First it was Melania Trump, wife of USA president-elect, Donald Trump plagiarizing the outgoing First lady, Michelle Obama’s 2008 Democratic National Convention speech. Then, just as Nigerians joined a host of other nationals to poke fun at the Slovenia born ex-model, it was revealed that our own president was guilty of the same offence. His “Change Begins With Me” campaign speech was discovered to have some too-coincidental-to-be-ignored similarities with that given by President Barack Obama during his 2008 victory speech. And just when one would have thought any other presidential team, speechwriter or public figure for that matter would be extra careful not to fall into the same pit of embarrassment, the newly elected Ghanaian president, Nana Akufo-Addo took his a notch higher by plagiarizing not just one, but two presidential inauguration speeches; passages from speeches delivered by Bill Clinton and George Bush were lifted in President Akufo-Addo’s inaugural address.
In all 3 cases cited above, both the speechwriters/communication director and the presidents apologised for the less-than honourable situation they found themselves. In the case of President Buhari, he even mentioned that the speechwriter would face appropriate disciplinary actions. Apart from these 3, a couple of other prominent politicians and leaders have been caught up in one plagiarism scandal or other. They include former Canadian prime minister, Stephen Harper, Madagascar’s president, Hery Rajaonarimampianina, and Irish prime minister Enda Kenny. This only goes to show that the practice of passing someone else’s work or idea as one’s own is not new. It’s always a worry for any creative person. With the increase in the cases of plagiarized materials, there’s no doubt that the situation has become more worrisome.

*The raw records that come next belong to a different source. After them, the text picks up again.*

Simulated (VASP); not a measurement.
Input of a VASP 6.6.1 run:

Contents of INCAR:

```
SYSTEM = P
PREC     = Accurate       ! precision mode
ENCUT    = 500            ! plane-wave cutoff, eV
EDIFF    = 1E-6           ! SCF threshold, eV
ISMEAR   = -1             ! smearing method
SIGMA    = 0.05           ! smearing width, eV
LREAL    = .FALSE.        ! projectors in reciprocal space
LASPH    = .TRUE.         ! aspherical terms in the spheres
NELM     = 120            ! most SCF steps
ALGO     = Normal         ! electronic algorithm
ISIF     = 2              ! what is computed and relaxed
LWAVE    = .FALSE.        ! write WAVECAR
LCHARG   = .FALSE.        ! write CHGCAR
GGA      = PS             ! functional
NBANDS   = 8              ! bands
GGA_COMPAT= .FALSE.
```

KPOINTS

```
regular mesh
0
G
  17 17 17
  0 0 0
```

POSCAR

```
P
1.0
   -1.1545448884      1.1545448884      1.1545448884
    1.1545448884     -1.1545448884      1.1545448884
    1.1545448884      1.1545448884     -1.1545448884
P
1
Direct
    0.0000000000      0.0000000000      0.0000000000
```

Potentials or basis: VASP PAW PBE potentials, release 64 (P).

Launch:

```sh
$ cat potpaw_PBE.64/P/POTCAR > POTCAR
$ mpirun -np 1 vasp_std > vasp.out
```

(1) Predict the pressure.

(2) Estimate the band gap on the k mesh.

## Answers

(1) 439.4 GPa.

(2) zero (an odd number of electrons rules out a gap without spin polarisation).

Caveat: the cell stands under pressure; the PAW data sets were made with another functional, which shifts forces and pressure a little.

Why is plagiarism rife nowadays? Is there a dearth of speechwriters? Or are writers who are supposed to continually seek creative ways to hone their craft becoming lazier by the day? It’s important to note that this unwholesome trend is by no means limited to the literary or writing industry. We often hear of copyright infringement issues and cases in court. One person stealing another’s intellectual property without giving a hoot about how they would feel or the amount of mental and physical work that must have gone into creating that piece of work. It’s a huge shame.
I am particularly passionate about this issue as a creative myself because I know all too well the amount of toil, drudgery and research that goes into producing good content. As much as it’s enjoyable, it can also be exhausting. And so to have someone lift passages, paragraphs or in some cases the entire work of another person is criminal, in much the same way as a robber who puts a gun to his victim’s head in a bid to dispose them of their belongings. The snag is – because the act of appropriating another’s work remains mostly an institutional matter, usually punishable by warnings, suspension or expulsion, it’s likely to continue to constitute a major headache for anyone who chooses to do things right by putting out original content.
Plagiarism is becoming more and more common these days because people simply aren’t doing any independent thinking anymore. True creativity is on a steady decline. Nowadays, the mentality is to copy and paste from different sources. A blogger makes it big from gossip blogging, and every other blogger in the country embarks on a copy and paste spree of their material. And before you nod your head to concur with this, be sure you’re not guilty of something similar. If you’re one of those who share a friend’s inspiring Facebook post without giving them due credit (and no, simply writing #Copied doesn’t cut it) or pass off someone else’s tweet as yours rather than retweet them, then you’re not different from from the speechwriters in the examples above or the blogger who copies a colleague’s article word for word.
It’s the same copycat mentality that has resulted in everyone wanting to be like the next person. The fake accents we acquire, the fashion trend we sheepishly follow without stopping to think about it’s suitability for our body type or personality. It’s in the meaningless slangs we adopt. It’s even in the way we bring up our children. Most of us are guilty of plagiarism in the words we use, in the essays and stories we write, in the lyrics we pass off as ours, in the academic projects and thesis we write without referencing the appropriate sources.
In the case of Nigerians or Africans, one can’t help but wonder if the economic situation or internal demons we face as a continent is responsible for the nonchalant disposition towards an ethical issue such as this. Is the pervading financial poverty in many parts transcending to the poverty of the mind? But, if one makes that case for Africa, what about the developed climes of the world who hardly have this challenge?
The reality is that the problem of content appropriation is mostly one of mental laziness and has little to do with the dwindling fortunes of the citizenry. People are simply not ready to get their hands dirty by doing the work required to produce authentic content. And if stiff penalties such as a jail term or hefty fines are not imposed on intellectual property thieves, then all the hue and cry surrounding the rising spate of plagiarized work would only end up as what it is – all noise without action. This essentially means offenders are going to continue to have a field day appropriating work that isn’t theirs, and simply apologize and walk free when they are caught.
On our part as individuals, we must ensure that in our own little corner of the world, we do things right by giving credit to whom it’s due when we use other people’s content. It shows that we are humane and respect the owner of the content.
It portrays reverence for intellectual property.